Flashbacks to eras and epochs past: That’s what music, at times, sparks. I’ve spent much of the past few years grooving to new sounds, as this blog shows, but of late have found myself dreaming of decades long departed. The other week, out of the blue (my my, hey hey), I woke to waves of guitars splashing from the recesses of memory: “Waves of fear attack in the night,” spit Lou Reed from a distant shore. The unsteady sea from which the tumult rose was not The Blue Mask (1982), the song’s studio home, but Live in Italy (1984), a high-decibel set that, in the U.S., was a hard-to-find import.
As most Philly radio aficionados in the late 1970s and early ‘80s can attest, Lou Reed’s “Walk on the Wild Side” and live rendition of “Sweet Jane” (from Rock ‘n’ Roll Animal) were semi-staples on the region’s two AOR stations, WMMR and WYSP. Those songs led me to pick up the 1977 best-of, which I liked, but it wasn’t until my senior year of high school, aka 1982-83, that I began exploring Lou Reed’s oeuvre in earnest—and not because of rock radio or that best-of. I read Jean Stein’s Edie Sedgwick: An American Biography, about the onetime Andy Warhol “superstar,” which led me to deep-dive Warhol, the Factory and, of course, the Velvet Underground. Lou Reed was in them?! Huh?! One purchase led to another, with some coming cheap from the RCA Music Club and others even cheaper from a used-record store. (It helped, too, that my great aunts gave me a bucketload of cash for Christmas!)

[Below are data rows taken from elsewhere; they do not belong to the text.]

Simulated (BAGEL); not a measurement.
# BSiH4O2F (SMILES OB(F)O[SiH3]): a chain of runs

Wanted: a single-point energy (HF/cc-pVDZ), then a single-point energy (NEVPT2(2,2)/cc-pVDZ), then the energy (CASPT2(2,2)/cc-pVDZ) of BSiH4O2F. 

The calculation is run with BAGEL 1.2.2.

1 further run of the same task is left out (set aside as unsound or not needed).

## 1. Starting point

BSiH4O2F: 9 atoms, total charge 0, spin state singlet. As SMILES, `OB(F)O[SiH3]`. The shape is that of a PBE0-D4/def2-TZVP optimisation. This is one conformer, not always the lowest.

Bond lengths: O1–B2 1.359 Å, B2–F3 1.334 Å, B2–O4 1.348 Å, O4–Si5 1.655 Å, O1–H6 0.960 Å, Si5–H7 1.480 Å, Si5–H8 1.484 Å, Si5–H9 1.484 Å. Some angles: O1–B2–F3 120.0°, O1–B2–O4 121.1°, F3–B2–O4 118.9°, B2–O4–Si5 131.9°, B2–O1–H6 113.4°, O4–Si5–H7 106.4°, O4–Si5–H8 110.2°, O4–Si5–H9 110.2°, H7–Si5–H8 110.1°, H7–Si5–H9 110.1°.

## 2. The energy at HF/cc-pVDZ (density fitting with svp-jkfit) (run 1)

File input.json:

Smash cut to the spring of ’84, by which time I was a commuter-college kid and part-time movie theater employee: Live in Italy, although an import, garnered mentions in both national music magazines and the local press. The Philadelphia Inquirer’s Ken Tucker, who gave the double-LP set five out of five stars, opined that “the real hero of the album is guitarist Robert Quine, who delivers some of the finest, roughest, most caustic rock guitar playing I’ve ever heard.” Other critics, not that I knew it at the time, were likewise high on the album: the Daily Oklahoman’s Todd Webb, for example, concluded a rave review by claiming that the album “proves you can take the rock ’n’ roll out of the animal, but you can’t take the animal out of rock ’n’ roll.” The Oregonian’s Rick Mitchell, for his part, observed that Reed reins in his band (Quine, bassist Fernando Saunders, and drummer Rick Maher) through the first half before “kicking down the doors on the Velvet opuses ‘Sister Ray,’ ‘Heroin’ and ‘Rock and Roll.’ Quine is the most texturally-attuned guitarist Reed has ever worked with, and Saunders has a surprisingly round, lyrical bass tone.” I recall Musician and other magazines giving it similar praise, but that may be my memory playing tricks on me. (Let’s hope, one day, someone creates a newspapers.com for out-of-print magazines!) Not everyone loved it, however. Peter Anderson in the Herald Express of Devon, England, said, “Some songs adapt magnificently to the bare live sound of guitar, voice and drums—unfortunately Lou Reed compositions are not among them.” He called the songs “pale shadows of their former selves.”
In any event, the double album never hit the racks of any store by me—that I was aware of, at least. It wasn’t until late 1985 or early 86, by which point I was a college junior at Penn State’s University Park campus, that I stumbled upon it—in the racks of City Lights Records, for fellow Nittany Lions who recall the State College store. I hightailed it to my dorm room, lowered the stylus to the groove and…yeah. It’s possesses what I’ve come to call brutal grace—or, if you’d rather, an elegant ferocity. Reed and Quine’s electric guitars drive hard throughout, while Saunders’ reverberating bass echoes through dimensions, just about, all while Maher pounds a steady beat.
The set was recorded on September 7 and 10, 1983, in Verona and Rome, and features recent songs (“Martial Law,” “Betrayed,” “Waves of Fear,” “Average Guy”), a few ‘70s gems (“Satellite of Love,” “Kill Your Sons,” “Sally Can’t Dance,” “Walk on the Wild Side”) and a slew of VU classics (“Sweet Jane,” “I’m Waiting for the Man,” “White Light/White Heat,” “Some Kinda Love/Sister Ray,” “Heroin,” and “Rock and Roll.”) The biggest surprise, I think, is the inclusion of the three Sally Can’t Dance tracks, given that Reed claimed to hate it. Whatever the case, the result is a staggeringly powerful outing despite—as Anderson lamented—the lack of keyboards and backing vocals. Reed, Quine, Saunders and Maher are a beast of a band. The performances of the newer, older and classic songs are mesmerizing, all.
In short, Live in Italy is well worth many spins. (Oddly, though, the cover art changed—at least for the U.S. market—at some point. Why? Who knows.)